Tools and techniques of visual follow-up have been examined to evaluate the behavior of the look and the movement of the head in 360-degree videos that thereby improve the immersive narrative [13, 20]. Similarly, the user experience can be improved by increasing the horizontal rotational gain (the ratio between the rotation velocity in the virtual (video) space to that of the physical) to view 360-degree videos [14]. We have considered this aspect to improve the user experience, reducing the fatigue or pain that can be caused by making many movements. Regarding spatial positioning in immersive video, visualization and signaling during the immersive experience is important in order to avoid user distraction [27]. On the other hand, the use of a widget (a computer application that provides additional information to improve the usability of computer systems) within the virtual reality for positional information and increasing awareness of events in its surroundings proved to be very useful for the user without causing any discomfort during the experience [32]. For users without experience in immersive environments, 3D arrows allow better positioning results to be obtained than did any other aids, while for experienced users, the Radar is the widget that obtain better acceptance for spatial positioning [8].

Spatial positioning and user orientation within a 360-degree video continues to be an interesting and important research topic for the entertainment industry. Implementing novel and effective solutions will set precedents for maturing this type of technology in favor of improving the user experience.

2.1 Narrative video environments

The cues presented in previous work allow users to be guided in exploratory environments such as tourism, which is not the same for environments where a narrative is told, such as films or shorts. The cues presented in these narrative environments tend to break the immersion of the film, as happens with subtitles in films. One way to address this problem is to introduce visual cues into the film at the editing stage, but the reality shows us that this solution is not adapted in the majority of videos found on the web. For this reason, there are research that propose that future works considering the design of visual cues based on colors and shapes that prevent breaks in the immersion of 360-degree videos containing a narrative, such as films or shorts. It is also designing cues that help to improve the spatial position of the viewer, also seen as important since some film genres, such as science fiction in 360-degree video, can produce loss of orientation and dizziness [19].

3 Visual guidance cues

We based the independent variables considered for the creation of the software, on the visual guidance cues used in first person shooter games. The visual cues chosen are: The Arrow, the Radar and the camera reframe (Auto Focus), for the location of the main scene. Previous works have shown that visual cues like Arrow and Radar help guide people in virtual environments [8, 9, 24]. The objective of our project is to verify not only if the user’s gaze is focused on the main scene, but also if the use of these visual cues help to improve the user’s understanding of the narrative.

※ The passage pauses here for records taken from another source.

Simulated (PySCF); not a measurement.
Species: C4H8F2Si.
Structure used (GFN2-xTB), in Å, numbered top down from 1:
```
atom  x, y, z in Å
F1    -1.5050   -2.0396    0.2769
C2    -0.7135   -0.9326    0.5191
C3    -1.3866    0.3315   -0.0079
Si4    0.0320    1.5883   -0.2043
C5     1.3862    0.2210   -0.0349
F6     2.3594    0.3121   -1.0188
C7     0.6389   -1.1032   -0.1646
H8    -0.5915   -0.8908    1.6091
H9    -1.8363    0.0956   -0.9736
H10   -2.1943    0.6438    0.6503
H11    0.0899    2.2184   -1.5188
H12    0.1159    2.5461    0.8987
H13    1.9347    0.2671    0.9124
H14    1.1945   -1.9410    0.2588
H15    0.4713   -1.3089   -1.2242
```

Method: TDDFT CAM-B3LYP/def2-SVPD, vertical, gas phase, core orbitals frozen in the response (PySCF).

  • Arrow. These are general cues that appear on the periphery of the viewer’s field of vision indicating where to look or turn to locate the main scene of the video in 360 degrees.

  • Radar. Similar to the operation of a sonar, this shows the referential position of the spectator with respect to the main scene. We also designed a Radar-Compass which shows where the main scene of the video is.

  • Auto Focus. This is composed of two cues (Arrow and Radar-Compass) supported by the camera re-frame in the main scene. Visual cues are only there to let the user know about the re-focus movement towards the main scene.

The design of the visual cues has focused on making the viewers feel safe when making movements in the immersive environment, without causing distraction from the main scene. The design of each of the visual cues is described in more detail in section 5.2.2 where the software and hardware used in the experiment is presented.

4 Methodology

For the present study, we considered a mixed approach (qualitative-quantitative) with an exploratory-correlational scope necessary, since it focuses on the analysis of the behavior of the spectators experiencing visual stimulation in an immersive video. This study evaluates the problem of guiding the viewer to the main scene considering not only the positioning of his head (visual focus), but also the understanding of the narrative. All this through the stimulation by visual cues. It also has an experimental design, as it considers the manipulation of three independent variables (Arrow, Radar and Auto Focus) in order to measure the effect on dependent variables (understanding of narrative and focus of attention).

We determined that the degree of manipulation of the independent variables is presence-absence, which implies having a control group and an experimental group for each independent variable, in order to evaluate the effect of visual cues on viewers. In other literature, this type of manipulation of independent variables (presence-absence) is called between group [18]. For the measurement of the dependent variable “focus of attention” the software developed is used as a data collection instrument, since it allows the interaction of the study subjects to be recorded, while for the measurement of the dependent variable “understanding of narrative” a questionnaire is used. The collected data are processed with statistical methods (ANOVA), for which the SPSS tool has been used.

In addition to the study of these two dependent variables, a study of the usability of the system was carried out. The information is collected through some questions in the questionnaire that the participants must answer, and the data is processed through the SUS scale. The satisfaction of the participants is also analyzed with respect to the visual cues used. The data is collected through some questions of the questionnaire and its analysis is done through a box plot of the 5-scale Likert used. Table 1 shows the features and limitations of the statistical methods used to analyze the data collected throughout the experiment.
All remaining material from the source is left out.